You are viewing a plain text version of this content. The canonical link for it is here.
Posted to issues@spark.apache.org by "Alok Singh (JIRA)" <ji...@apache.org> on 2016/08/04 21:25:20 UTC
[jira] [Commented] (SPARK-16611) Expose several hidden DataFrame/RDD functions

    [ https://issues.apache.org/jira/browse/SPARK-16611?page=com.atlassian.jira.plugin.system.issuetabpanels:comment-tabpanel&focusedCommentId=15408513#comment-15408513 ] 

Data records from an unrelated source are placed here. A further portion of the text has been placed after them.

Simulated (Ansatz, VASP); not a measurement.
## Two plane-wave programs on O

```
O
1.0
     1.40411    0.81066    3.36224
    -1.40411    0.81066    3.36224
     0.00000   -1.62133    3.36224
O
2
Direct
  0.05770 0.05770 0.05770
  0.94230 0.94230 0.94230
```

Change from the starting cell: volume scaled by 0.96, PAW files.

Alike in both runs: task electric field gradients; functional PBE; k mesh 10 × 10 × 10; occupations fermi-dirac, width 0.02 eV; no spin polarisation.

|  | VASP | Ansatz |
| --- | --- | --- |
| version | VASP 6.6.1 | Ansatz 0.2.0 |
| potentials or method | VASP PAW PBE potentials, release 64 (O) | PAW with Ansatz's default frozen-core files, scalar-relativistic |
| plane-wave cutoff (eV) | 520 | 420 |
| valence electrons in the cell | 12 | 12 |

Alok Singh commented on SPARK-16611:
------------------------------------

Hi [~shivaram]

 Thanks for the reply.

1)To illustrate what I meant by the broadcast varb issue. Please refer to the following example

    for example 
    randomMatBr <- broadcast(sc, randomMat)
   
   worker <- function(r) {list(r[[0]] +1)}
   o1<- dapply(df, worker, out_sch) # case 1

   o2<- lapply(df, worker) # case 2
   
  useBroadcast <- function(x) {  sum(value(randomMatBr) * x)}
  o3 <- lapply(df.toRdd, useBroadcast) # case3

 Notes:
  - user intends to use the case3 so he created the broadcast array. but he also want to compute either o1 or o2 (for other use cases). so in the case1 and case2, he know that he will never use the broadcast elements. but in the case1, the framework will anyway ship the element in the ls(broadcastArr) to each nodes.
in case2, it won't.

2) If one has one way of getting the RDD from dataframe i.e toRDD as you had suggested, it would be great :)
  but is it going to work with the pipeline RDD,df too?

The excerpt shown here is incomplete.